As appearing in The Gold Nugget, October 2006
by Lou Cope, Placer Engineer
Transcribed by Paul Nagy


A native of Houston, Texas, although he looks and sounds more like Brooklyn, Lou Cope joined the army in 1942. After the war, he took advantage of his GI Bill benefits and studied mining in college. By 1950 he had married and moved to Latin America, where they spent the next nine years. Both he and his wife found that they had the curiosity and adventurous spirit for remote foreign living. Assignments to Canada and north Africa were next on the itinerary. In muslim north Africa, Mrs. Cope made quite an impression with her uncovered head, automobile driving, and cigarette smoking. The impression was not necessarily good, at least among the men. For the women it may have been the first step in liberation.

In 1966, the Copes moved to Denver to afford their two young sons an American education. Lou hired on with Hack and Associates, consulting engineers who specialized in placer and gravel plant design. After four years he decided to become self employed. Although based in Denver, Lou still relished foreign assignments and gained a reputation as the one to call, sometimes in the middle of the night, for emergency trips to far off places. That remains true today.

Among his list of memorable places--perhaps to be avoided--is the legendary Timbuktu. Mr. Cope warns that every social pleasantry there must be regarded as part of a designed rip-off. The friendly camel ride into the desert turns out to be a one-way trip unless an extortionate return-fare is paid. Behind the former Iron Curtain, Lou found that the Eastern Bloc engineers, as advertised, had no profit motive. This was exemplified by antiquated equipment, extreme environmental degradation, and financial problems "solved" by simply printing more "money" on an old mimeograph machine. It reinforces the old joke of the communist government dictum: "You pretend to work and we pretend to pay you."
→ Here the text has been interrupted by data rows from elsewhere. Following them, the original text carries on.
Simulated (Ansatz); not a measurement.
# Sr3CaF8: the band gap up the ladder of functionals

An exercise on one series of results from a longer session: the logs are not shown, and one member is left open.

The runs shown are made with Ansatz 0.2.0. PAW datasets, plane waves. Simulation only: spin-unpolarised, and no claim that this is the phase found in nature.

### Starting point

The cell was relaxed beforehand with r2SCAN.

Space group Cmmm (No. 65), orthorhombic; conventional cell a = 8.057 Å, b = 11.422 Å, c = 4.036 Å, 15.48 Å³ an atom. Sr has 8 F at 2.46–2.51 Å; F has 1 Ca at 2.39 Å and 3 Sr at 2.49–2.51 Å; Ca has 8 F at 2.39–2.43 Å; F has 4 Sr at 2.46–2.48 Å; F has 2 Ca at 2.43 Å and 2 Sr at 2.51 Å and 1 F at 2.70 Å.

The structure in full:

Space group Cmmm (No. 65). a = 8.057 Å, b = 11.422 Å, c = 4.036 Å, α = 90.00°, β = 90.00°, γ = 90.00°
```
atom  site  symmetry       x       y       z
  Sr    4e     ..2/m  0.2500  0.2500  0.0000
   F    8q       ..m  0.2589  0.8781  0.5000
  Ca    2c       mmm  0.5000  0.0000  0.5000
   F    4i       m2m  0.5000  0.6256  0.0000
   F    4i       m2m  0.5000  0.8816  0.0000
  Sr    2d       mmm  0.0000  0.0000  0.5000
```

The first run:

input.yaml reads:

Lou found that placer miners world-wide are the most independent and single-minded of people. Each knows the "best way." (We might have guessed as much from our own experiences in gold panning.) They are not quick to accept advisement and are best approached obliquely. In southeast Asia, the gold pan equivalent is the "batea," a large wooden oblong bowl. Trying it for himself, he found its use perplexing but had to concede that these people must know what they were doing because, after all, they used it for their very existence, not just for weekend kicks.

A true man of the world, Lou Cope is not just admired throughout the mining community for his superior technical knowledge and wide experience, but for his quiet congeniality and good humor which he has brought to every continent. He truly deserves the title of Ambassador of Good Will!